>SNIP>
The same is true of the 'landscape' and 'nature' photographers working in the American west. Some of these people conduct classes, thus perpetuating their approach and creating more followers who do the same sort of work, think the same, and dress the same. Don't you think it's
frightening that Shaw and Sexton are so similar, down to their
pose?
The point I am making is that your
style is in part derived from
cultural associations: your generation and location.

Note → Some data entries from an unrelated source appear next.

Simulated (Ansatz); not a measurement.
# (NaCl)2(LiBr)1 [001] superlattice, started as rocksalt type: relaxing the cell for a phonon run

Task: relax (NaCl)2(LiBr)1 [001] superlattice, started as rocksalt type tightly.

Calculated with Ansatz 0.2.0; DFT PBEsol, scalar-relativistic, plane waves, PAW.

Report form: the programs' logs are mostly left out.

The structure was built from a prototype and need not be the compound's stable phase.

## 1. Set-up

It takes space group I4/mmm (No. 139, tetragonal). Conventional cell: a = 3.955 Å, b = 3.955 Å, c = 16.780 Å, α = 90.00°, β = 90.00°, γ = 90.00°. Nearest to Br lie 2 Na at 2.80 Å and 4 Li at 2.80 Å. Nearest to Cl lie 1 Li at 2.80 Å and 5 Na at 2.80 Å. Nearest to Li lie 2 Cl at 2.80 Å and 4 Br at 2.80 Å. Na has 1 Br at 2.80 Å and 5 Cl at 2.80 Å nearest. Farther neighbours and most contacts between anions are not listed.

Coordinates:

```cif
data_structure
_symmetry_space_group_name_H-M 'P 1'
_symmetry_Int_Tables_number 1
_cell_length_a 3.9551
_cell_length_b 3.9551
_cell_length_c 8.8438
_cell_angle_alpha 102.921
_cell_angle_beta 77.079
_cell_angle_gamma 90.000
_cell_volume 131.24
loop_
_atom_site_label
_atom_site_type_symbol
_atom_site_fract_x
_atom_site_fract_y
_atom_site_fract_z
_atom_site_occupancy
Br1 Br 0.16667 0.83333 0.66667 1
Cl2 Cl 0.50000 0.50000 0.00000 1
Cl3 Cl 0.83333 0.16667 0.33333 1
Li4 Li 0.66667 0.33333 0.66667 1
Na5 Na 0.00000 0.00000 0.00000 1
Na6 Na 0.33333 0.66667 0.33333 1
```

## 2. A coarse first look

One European photographer whose work I admire is Willy Ronis. You don't see much of this
style of work nowadays, at least not from
Americans.
willy ronis - Google Search
Willy Ronis was born in 1910, an his work looks like yet another clone in the street shooter/candid style of photography that was popular in the 1940's and 1950's. His work reminds me a lot of HCB's work, or Robert Frank's similar genre work (street photography), as exemplified in Frank's book "The Americans", which was first published in 1958...you ask where are the next Willy Ronis-like shooters, and lament that his style is not seen much any longer. No, his style is not seen much any more because it was thoroughly and totally played out by a doxen or more Leica street shooters who worked from 1930 to 1965...his work was done in a very monotonous style, with a semi-wide angle or normal lens, and is largely French street scenes and daily life scenes, shot on crappy 100-ISO or slower B&W films of the 40's and 50's...Willy Ronis' style is now passe...the world is sick of it. Today's shooters in that genre use vastly superior modern digital SLR cameras, and shoot in full color, and can actually SHOW shadow details...Ronis is the product of a byegone era of 28/35/50/90mm Leica and 75 and 80mm-only Rolleiflex. The style Ronis worked in can be seen in the work of dozens of others of his era, which was an era terribly limited by technology; the flash bulb was invented in 1928, and did not gain popularity for an entire decade or more. Ronis' style is very rooted in pre-WWII technology and a pre-war ethos.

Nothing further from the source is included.